Torniamo all'antico e sarà un progresso
--Giuseppe Verdi
That phrase translates as "let us turn to the past and that will be progress." Interesting thought. In my case, today, that means noticing that my guitar is forty years old this year. I bought it in 1983 from Robert Holroyd in Vancouver. I've told this story before, but I'll add some details this time. But first, here is the instrument in question:
Click to enlarge |
How did I come to buy the guitar? At the time I was playing a Masaru Kohno guitar that I quite liked. That was my second concert guitar, the first being a José Ramirez I bought in Madrid. One day a good friend of mine called me and said that a builder he knew had just finished a guitar and it was going to be sitting in his shop for a few days before the buyer picked it up. "You have to try it!" he said. So I did. After five minutes I knew I wanted it. It was fantastically in tune everywhere on the fingerboard. Very clear and open sound and the basses were terrific and defined. If you look at the photo you can see that the bridge is very unusual. It is a wide, but slim, piece of ebony with no actual "bridge" (usually a strip of ivory or plastic over which the strings pass). Instead, the strings are fed through narrow holes drilled in the ebony and then pass over six individual tool steel posts. You have to make a knot in the end so they don't slip. This is a "Neil Hiebert" bridge, named after the Montreal guitar builder who came up with it. He and Robert Holroyd spent a lot of time on the phone in the early 80s talking about guitar design and this is one of the things they came up with. The internal strutting is also very different.

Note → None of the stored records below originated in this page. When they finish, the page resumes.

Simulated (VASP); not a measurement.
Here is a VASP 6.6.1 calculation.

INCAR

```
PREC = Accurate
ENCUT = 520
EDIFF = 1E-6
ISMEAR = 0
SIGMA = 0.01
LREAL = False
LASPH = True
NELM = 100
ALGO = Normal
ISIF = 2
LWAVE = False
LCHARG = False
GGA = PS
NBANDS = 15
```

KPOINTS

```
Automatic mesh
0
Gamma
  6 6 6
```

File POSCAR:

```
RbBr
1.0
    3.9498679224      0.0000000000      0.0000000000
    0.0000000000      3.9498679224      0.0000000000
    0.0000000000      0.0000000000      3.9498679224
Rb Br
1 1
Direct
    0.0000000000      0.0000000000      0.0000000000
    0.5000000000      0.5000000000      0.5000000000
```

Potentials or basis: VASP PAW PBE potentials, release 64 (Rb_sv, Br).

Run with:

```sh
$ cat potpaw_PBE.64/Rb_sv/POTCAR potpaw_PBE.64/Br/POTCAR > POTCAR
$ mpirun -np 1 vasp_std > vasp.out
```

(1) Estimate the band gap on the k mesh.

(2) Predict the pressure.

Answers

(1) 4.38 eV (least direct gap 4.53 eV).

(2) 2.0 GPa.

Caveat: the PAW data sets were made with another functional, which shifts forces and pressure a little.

As soon as I played it I asked Bob for his next guitar which he finished three months later. He only built about four guitars a year. I didn't have any money so I had to get a loan from my credit union to buy it: $3,000 Canadian dollars which, back then, were pretty much even with US dollars. The collateral to support the loan? A photocopy of my bachelor's degree from McGill University. Mind you, it was hand written in Latin on parchment.
With apologies to my ex-wife, I guess this guitar is the true love of my life. I have been married once, had many girlfriends, lived in three and a half countries and had three important teaching jobs. But always the same guitar which has undergone one major repair and one complete restoration and is due for another.
It's a great guitar. Pepe Romero tried it out when I was in his master-class in Salzburg and later bought one for himself. I have tried out a lot of guitars: Manuel Barrueco's Ruck included, plus a number of Ramirez guitars, a lovely Daniel Friedrich, lots by Canadian builders and lots I can't even remember. I haven't played a Greg Smallman, but that aside, I suspect that this is pretty much as good as guitars get.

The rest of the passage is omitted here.